Up in the cloud

The “cloud” is a term that gets thrown around often these days but what is it exactly?

It’s a data storage service that operates online. Simply put, the cloud consists of any software that allows you to store your information on the Internet rather than on your computer, tablet or phone. These cloud software services can be set to public, private or semi-private, depending on what, if anything, you want to share with others.

Many companies depend on cloud services; you could be using a cloud service right now without even knowing it! Many popular web services like iCloud, Dropbox, OneDrive, even Netflix rely on the cloud. For instance, Netflix allows you to stream TV shows and movies from their catalogue of titles, which is stored and then accessed by users online.

Losing data because your laptop, tablet or phone crashed is very frustrating. One key element of the cloud is that it’s a convenient way to store a backup of your documents, music, movies, or photos. Additionally, the cloud extends the storage capacity of our existing devices by providing external storage resources. Many cloud storage services offer anywhere between 2GB and 5GB of free storage. Additionally cloud storage can be purchased if needed.

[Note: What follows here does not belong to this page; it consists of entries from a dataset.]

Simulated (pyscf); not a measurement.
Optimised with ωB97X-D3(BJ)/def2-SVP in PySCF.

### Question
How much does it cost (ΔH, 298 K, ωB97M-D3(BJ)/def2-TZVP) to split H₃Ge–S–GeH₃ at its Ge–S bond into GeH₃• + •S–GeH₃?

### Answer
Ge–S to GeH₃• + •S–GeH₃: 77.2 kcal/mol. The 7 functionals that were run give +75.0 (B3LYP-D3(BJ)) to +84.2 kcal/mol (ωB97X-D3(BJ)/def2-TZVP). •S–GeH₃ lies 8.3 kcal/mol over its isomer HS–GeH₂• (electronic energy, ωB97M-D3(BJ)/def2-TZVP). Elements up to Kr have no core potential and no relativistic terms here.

There are some important things to recognize about using the cloud to store your files. For instance, if your information is stored on any cloud-oriented service, deleting it from your device does not also remove it from the cloud. A common example of this would be if you deleted a picture from your smartphone that you had already posted on Facebook… Deleting the photo from the phone does not remove it from Facebook. The photo exists in two locations, the phone and Facebook, which requires removal from both independently.

The cloud is used all around us in our everyday lives. To use it safely, users should not store any secret personal or financial details about their life, such as scanned passports, lists of passwords or sensitive health information. These related documents should be stored on a computer/tablet/smartphone and a backup should be made on a USB flash drive as an alternative to using the cloud.